Design Considerations for Exchange Mailbox Archiving
I am getting ready to deploy Exchange Mailbox archiving and would appreciate it if you all could let me know if you see any problems in, or have any suggestions about, the following design for user interaction with EV;
BACKGROUND
I work for a small governement organization with < 150 mailboxes, About 6 months ago I finished a pretty massive project that involved restoring 10 years of GroupWise backups, exporting the content to PSTs, and then importing those into an EV shared archive for legal disovery purposes. At the same time we switched over to Exchange and began journal archiving with EV, which has been working very well ever since. I originally designed the EV system to accomodate mailbox archiving and it is now to move forward. Since we are so small, we are using a standalone EV server with a separate, deidicated SQL server. Both servers are physical. I have followed the Best Practices when designing the system and I'm pretty sure that the resources are underlying design are adequate for our needs from a performace and capacity perspective. The environment, including backups, is currently 100% stable. The only real unknown is seeing how performance holds up as users begin to hit their archives, especially if we also have DA case in progress.

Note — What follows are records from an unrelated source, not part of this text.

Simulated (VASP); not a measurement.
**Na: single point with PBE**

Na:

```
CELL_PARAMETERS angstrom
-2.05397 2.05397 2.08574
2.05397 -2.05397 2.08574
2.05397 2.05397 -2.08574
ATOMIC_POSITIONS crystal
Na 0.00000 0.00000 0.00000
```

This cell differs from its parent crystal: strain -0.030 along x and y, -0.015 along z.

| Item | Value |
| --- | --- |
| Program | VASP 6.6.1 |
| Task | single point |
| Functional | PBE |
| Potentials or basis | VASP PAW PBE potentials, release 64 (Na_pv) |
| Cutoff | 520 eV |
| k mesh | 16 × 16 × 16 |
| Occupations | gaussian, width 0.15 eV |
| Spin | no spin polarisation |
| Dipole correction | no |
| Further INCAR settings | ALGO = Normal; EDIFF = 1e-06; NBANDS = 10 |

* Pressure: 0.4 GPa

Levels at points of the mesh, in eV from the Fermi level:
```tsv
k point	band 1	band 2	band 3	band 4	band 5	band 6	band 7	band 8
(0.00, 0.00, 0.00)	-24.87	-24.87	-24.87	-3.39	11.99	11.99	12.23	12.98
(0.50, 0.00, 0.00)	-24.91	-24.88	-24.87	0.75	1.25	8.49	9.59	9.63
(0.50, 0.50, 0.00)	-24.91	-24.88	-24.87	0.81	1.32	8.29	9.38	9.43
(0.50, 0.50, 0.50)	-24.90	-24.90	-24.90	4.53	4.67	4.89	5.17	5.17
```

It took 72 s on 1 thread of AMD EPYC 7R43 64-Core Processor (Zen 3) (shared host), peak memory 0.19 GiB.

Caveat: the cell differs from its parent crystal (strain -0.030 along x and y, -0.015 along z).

Our desktops are 100% VDI, with a few laptops that are used to connect to virtual desktops through a VPN. Users also use OWA to connect to their email remotely through a reverse proxy. All user's use Outlook 2010 in on-line mode only, so we will not be using virtual vault at all. We have some people who have been here for a long time and who have very large mailboxes. This has been exacerbated by the fact that the State of Arizona has essentially no electronic records retention policy and many people have been told by our AG to keep everything forever. (The AG's office actually suggested that people "print every piece of email and file it" for retention purposes.) Legal retention is no longer an issue with journal archiving, so the primary purpose of mailbox archiving in our envirnoment is to get control over the size of mailboxes and to start expiring messages.
USER ENVIRONMENT
I want to keep everything for our user's as simple as possible. I am currently planing on deploying EV to them as follows:
- Run the add-in in light mode with no Virtual Vault.
- Manual Store, Restore, and Delete enabled.
- Archive Explorer and Search Vaults enabled and running inside Outlook 2010.
- Use a single retention policy for all mailboxes (currently 5 years, although I will try to reduce this).
- Enable shortcut deletion after 18 months (remember this is an evironment where people have never had to delete anything).
- Archive based on age only greater than 1 year to start. Switching to age + quota if we can get the MB size under control to the point where we can implement quotas.
- Provide our users with some control over retention by creating folders with EVPM, assigning different retention policies to them, and configuring EV to modify the retention policy when a shortcut is moved. I am planning to run the EVPM job on a schedule and run it against the group used to provision mailboxes.
I realize that the initial archive runs may take quite a while before the system has caught up so I plan to archive nightly to start and perhaps switch to weekly schedule down the road since we have <10000 items going through the journal mailbox every week. I am going to be leaving this position in a few months and want to create a system that is as simple to use, manage, and maintain as I can make it.
I would apreciate any comments.
Thank you.
Sounds like you have most things covered in your ideas/designs there.
Sticking with the 'simpler' search and archive explorer will mean that your users when they use OWA will still be able to access their archived content in the same way that they do when they're using Outlook.